Individual heterogeneity and costly punishment: a volunteer's dilemma

Wojtek Przepiorka 1,2,, Andreas Diekmann 3
PMCID: PMC3619514  PMID: 23536599

Abstract

Social control and the enforcement of social norms glue a society together. It has been shown theoretically and empirically that informal punishment of wrongdoers fosters cooperation in human groups. Most of this research has focused on voluntary and uncoordinated punishment carried out by individual group members. However, as punishment is costly, it is an open question as to why humans engage in the punishment of wrongdoers even in one-time-only encounters. While evolved punitive preferences have been advocated as proximate explanations for such behaviour, the strategic nature of the punishment situation has remained underexplored. It has been suggested to conceive of the punishment situation as a volunteer's dilemma (VOD), where only one individual's action is necessary and sufficient to punish the wrongdoer. Here, we show experimentally that implementing the punishment situation as a VOD sustains cooperation in an environment where punishers and non-punishers coexist. Moreover, we show that punishment-cost heterogeneity allows individuals to tacitly agree on only the strongest group member carrying out the punishment, thereby increasing the effectiveness and efficiency of social norm enforcement. Our results corroborate that costly peer punishment can be explained without assuming punitive preferences and show that centralized sanctioning institutions can emerge from arbitrary individual differences.

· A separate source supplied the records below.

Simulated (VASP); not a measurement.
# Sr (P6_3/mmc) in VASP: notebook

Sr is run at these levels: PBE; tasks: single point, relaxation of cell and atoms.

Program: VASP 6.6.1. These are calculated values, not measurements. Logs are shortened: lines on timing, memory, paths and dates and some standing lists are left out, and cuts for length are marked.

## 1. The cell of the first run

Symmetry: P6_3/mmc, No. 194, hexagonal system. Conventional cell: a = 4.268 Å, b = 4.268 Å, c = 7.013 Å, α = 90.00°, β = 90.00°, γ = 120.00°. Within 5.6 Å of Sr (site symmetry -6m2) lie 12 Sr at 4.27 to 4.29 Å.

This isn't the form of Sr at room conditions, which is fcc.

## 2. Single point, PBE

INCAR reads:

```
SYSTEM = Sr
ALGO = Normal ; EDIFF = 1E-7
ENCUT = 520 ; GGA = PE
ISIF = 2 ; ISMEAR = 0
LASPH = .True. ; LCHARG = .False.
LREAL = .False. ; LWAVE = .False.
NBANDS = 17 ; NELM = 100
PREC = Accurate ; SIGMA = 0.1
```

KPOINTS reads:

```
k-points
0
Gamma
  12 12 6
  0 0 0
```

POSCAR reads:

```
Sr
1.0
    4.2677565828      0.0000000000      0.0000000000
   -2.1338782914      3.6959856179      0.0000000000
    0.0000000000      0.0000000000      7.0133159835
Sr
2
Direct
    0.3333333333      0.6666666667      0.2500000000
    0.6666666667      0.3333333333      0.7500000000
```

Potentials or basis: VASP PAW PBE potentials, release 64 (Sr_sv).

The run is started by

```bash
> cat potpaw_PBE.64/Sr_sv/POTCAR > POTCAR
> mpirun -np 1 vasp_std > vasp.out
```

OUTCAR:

Keywords: evolution of cooperation, peer punishment, second-order free-rider problem, volunteer's dilemma, coordination, social norms

1. Introduction

Actions negatively affecting others can give rise to social norms that proscribe these actions and entitle the affected parties to enforce compliance by punishing wrongdoers [1]. Someone playing annoying music in the courtyard late at night, smoking in a waiting room at the station or free riding on other's contributions in a group project are scenarios where the conflict between individual self-interest and collective wellbeing, a so-called social dilemma, creates the conditions for the emergence of proscriptive social norms and the punishment of defectors.

In laboratory experiments with social dilemma games, where subjects gain from mutual cooperation but gain even more from one-sided defection, defection prevails to the detriment of all. However, if subjects are given the opportunity to punish defectors by decreasing their earnings at a cost to themselves, punishment is carried out and cooperation increases to significantly higher levels [25]. It has been pointed out that punishment of defectors in itself is a form of cooperation that is subject to a (second-order) free-rider problem [68]. Because punishing defectors is costly, everyone prefers everyone else to do it while benefiting from the cooperative environment punishment threats create. However, if everybody thinks alike, there will be no punishment and (first-order) defection will prevail.

The fact that in laboratory experiments subjects do punish defectors has been attributed to an evolved preference for punishment [9,10]. Whereas theoretical studies have made the evolution and stability of punitive preferences in humans plausible under certain conditions [1117], empirical findings from laboratory experiments have cast doubt on these ultimate explanations for peer punishment. Only under relatively favourable conditions does peer punishment increase cooperation and group benefits [3,1823]. Moreover, punishment can trigger retaliation [2426] or be used to maintain a cooperative environment that can be exploited [27,28]. Historical [2932] as well as experimental evidence [5,3335] suggests that sanctioning institutions have evolved to overcome the disadvantages and detrimental effects of peer punishment [36,37].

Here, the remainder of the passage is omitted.